In either case, we face social and economic choices which will strain our political systems to the breaking point.

Instead of a triumphant, humanist dream of global progress with progressively less drudgery and longer life-spans of ever-healthier people (which was always only a tarnished dream, for many of the world’s people especially in the “Third World,” and for many even of the wealthy in the so-called “First World”), we will have widespread poverty, and a likely global struggle for scarce resources, and the cruelty and propaganda that such resource wars will require.

And, if we look at the charts, they are telling us that this future is now, it is here — it is coming upon us with the speed of a freight train hurtling through the tunnel of history into the second-half of the year 2009, and the year 2010, and the second decade of the 21st century.

The chart at the left, for example, shows the dramatic, unprecedented fall in S&P 500 earnings over recent months. You can see for yourself that this has never happened before… (Perhaps the chart could reverse; I’m not saying it can’t; I am saying it shows something unprecedented in its magnitude, at least since the 1920s.)

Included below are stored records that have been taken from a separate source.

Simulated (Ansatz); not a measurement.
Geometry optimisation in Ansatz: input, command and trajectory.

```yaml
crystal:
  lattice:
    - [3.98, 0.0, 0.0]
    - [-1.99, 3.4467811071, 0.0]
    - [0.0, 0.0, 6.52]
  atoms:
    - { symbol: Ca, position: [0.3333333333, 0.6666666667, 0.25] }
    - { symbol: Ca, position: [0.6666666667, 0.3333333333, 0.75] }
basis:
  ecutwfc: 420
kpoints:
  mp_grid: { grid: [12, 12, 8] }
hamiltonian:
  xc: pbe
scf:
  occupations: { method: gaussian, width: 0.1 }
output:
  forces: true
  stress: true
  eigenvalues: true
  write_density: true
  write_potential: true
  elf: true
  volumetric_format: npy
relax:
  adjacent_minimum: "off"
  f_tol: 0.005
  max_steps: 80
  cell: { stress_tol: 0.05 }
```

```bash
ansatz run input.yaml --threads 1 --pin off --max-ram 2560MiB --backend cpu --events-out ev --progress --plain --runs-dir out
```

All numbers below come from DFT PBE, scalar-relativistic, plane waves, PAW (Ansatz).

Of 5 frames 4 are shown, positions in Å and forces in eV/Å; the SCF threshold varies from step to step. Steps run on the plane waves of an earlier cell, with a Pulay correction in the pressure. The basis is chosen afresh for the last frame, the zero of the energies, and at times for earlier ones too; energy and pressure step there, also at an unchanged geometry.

What do the charts tell us? They tell us that the modern mis-allocation of capital — reckless, foolish malinvestment — has during the past three decades of “affluence” literally thrown away the wealth of the West, laboriously created over many generations, leaving us with unprecedented debts, which cannot be paid, and which make a “New Deal” impossible, as there is no money, no real wealth, available to finance the renewal.

We are bankrupt, and there is nothing left for it but to declare the bankruptcy and reorganize the entire system from scratch. And that declaration is precisely what the world’s leading political and financial leaders are striving at all costs to avoid making.

How did we get here?

The story is a complicated one, but three major turning points stand out.

First, the return of usury.

Yes, usury became legal in the US during the past 30 years following the overturning of US laws against very high interest rates (that is, usury, something the Church, as well as the Jewish and Islamic traditions, has always condemned).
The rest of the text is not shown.